Isabel Hardman Isabel Hardman

Sunak hints at why he opted for a snap summer election

Rishi Sunak (Photo: Getty)

There is no good answer to the question of why Rishi Sunak called the general election for 4 July, other than that it comes at a time when things are marginally better than they were and before things could get a lot worse. There is, by the way, no good answer to the question of when would be a good time for the Conservatives to hold the election because they are 21 points behind in the polls and largely hate one another and the responsibility of government. 

Sunak wants to make it about his record

This morning, Sunak insisted on his broadcast rounds that the answer to ‘why now?’ was that he had reached a moment of economic stability. This is not a logical position: elections by their very nature create turmoil and it would be easier to argue – as the Prime Minister was saying only a few months ago – that it was better to keep going to ensure economic stability. He did, though, give a clue as to why now might be advantageous: he admitted that there will be no flights to Rwanda before the election. Now, he’s making Rwanda going ahead a key part of his sell. But he also doesn’t have to go to the polls after a summer of more small boat crossings and no evidence that even planes in the sky to Rwanda are working as a deterrent. 

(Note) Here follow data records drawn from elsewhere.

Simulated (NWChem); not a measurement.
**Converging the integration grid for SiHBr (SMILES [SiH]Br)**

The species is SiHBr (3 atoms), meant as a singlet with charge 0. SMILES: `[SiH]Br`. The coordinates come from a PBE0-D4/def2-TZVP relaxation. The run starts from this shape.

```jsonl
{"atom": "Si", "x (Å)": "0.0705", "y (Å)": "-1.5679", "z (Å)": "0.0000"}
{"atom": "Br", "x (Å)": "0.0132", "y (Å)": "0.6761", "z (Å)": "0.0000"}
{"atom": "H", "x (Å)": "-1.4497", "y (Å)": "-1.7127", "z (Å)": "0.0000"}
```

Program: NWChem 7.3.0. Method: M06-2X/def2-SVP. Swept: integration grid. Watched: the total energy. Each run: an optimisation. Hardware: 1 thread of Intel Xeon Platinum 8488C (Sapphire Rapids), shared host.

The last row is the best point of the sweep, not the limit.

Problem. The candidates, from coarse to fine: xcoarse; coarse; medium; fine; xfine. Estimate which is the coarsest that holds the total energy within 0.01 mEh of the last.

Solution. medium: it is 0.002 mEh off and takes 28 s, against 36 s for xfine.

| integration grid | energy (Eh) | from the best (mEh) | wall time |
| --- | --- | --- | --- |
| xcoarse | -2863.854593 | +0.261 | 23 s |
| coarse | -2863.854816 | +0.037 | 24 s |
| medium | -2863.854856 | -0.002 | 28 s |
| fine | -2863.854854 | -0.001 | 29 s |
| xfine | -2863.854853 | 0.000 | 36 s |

The whole tenor of the launch of the election campaign so far has been that things aren’t going the Conservatives’ way. You could see it in Sunak’s eyes yesterday evening as he stood in Downing Street getting drenched and nearly drowned out by a loudspeaker playing the New Labour anthem ‘Things Can Only Get Better’. You could see it in the facial expressions of the cabinet standing behind him at last night’s rally: many of them had the glassy eyes and fixed smiles of people trying not to cry on TV. They were as surprised as everyone else by yesterday’s announcement, and are having to work themselves into a state of enthusiasm to answer the even tougher question than ‘why now?’, which is ‘why stick with the Conservatives?’.

So far Sunak wants to make it about his record and a ‘better the devil you know’ pitch. But things won’t go his way: his party may have a very different idea of what it wants to say in this campaign.